Re: "Financial aid too available to shady schools," Dec. 7: Your editorial erroneously suggests career colleges are receiving the most amount of federal aid in the higher education sector.
Students, not colleges, receive federal aid and then make informed choices about how to spend it.
The schools they attend are overseen by the federal and state governments and federally recognized accrediting bodies.
Economically disadvantaged students use Pell Grants to pay for higher education because they need job skills and education in the 21st-century economy, especially with today’s downturn.
They view career colleges as the most direct path to reaching their goals.
Career colleges also help students maximize federal benefits; community colleges do not.
More than 40 percent of students at two-year public institutions leave Pell grants to which they are legally entitled on the table.
More than 60 percent of students in two-year programs at career colleges receive their degrees.
The 38 percent for-profit median graduation rate quoted in the editorial is flawed. That figure is based on a calculation of “first-time, full-time” students, which is how the government does its calculation, though more than 50 percent of today’s students do not fall into this category.
Students enter for-profit institutions offering four-year degrees with various motivations, perhaps gaining a certificate or two-year degree.
Reporting a median graduation rate without including those with previous postsecondary experience or who seek less than four-year degrees is misleading.

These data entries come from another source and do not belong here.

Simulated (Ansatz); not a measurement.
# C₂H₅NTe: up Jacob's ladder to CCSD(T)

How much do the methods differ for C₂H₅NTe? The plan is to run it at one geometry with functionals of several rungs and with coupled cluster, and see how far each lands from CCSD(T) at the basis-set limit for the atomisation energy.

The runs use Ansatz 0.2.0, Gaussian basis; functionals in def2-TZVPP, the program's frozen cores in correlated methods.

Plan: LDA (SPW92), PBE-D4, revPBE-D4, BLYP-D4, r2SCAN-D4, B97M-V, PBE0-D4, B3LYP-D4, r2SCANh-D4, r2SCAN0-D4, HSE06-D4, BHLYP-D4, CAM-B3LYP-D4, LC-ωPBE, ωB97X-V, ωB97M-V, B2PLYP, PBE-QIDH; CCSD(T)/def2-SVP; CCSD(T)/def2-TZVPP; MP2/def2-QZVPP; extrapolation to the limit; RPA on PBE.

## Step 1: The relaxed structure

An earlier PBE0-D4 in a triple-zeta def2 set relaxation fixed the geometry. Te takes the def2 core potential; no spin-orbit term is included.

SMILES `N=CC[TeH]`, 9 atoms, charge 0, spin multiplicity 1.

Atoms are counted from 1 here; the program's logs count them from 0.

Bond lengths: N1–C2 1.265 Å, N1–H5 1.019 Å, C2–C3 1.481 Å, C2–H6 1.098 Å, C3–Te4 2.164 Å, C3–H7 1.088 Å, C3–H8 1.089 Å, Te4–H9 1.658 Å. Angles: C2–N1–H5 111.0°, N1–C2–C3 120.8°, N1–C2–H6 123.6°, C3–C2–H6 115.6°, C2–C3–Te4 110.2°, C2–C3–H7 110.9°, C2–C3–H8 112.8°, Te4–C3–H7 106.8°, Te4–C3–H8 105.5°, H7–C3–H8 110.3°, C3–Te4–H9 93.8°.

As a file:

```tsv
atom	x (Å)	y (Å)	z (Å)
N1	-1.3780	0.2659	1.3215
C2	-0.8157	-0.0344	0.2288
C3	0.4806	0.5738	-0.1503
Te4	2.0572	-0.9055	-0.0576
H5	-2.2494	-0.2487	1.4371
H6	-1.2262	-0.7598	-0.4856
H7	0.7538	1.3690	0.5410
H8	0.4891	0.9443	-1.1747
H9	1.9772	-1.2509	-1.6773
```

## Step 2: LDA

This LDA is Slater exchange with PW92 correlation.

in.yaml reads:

Your editorial concludes that for most students seeking “college-level programs,” traditional schools are “a better bet.”
A better bet how? Not based on much better graduation and career placement rates from career colleges, outcomes not even measured by traditional institutions.
The more than 2.5 million career college students obtaining middle-class opportunity through job-specific education and training tailored to their lifestyles are putting their chips on the right square.
Harris N. Miller
Washington, D.C.
Mr. Miller is president and CEO of the Career College Association.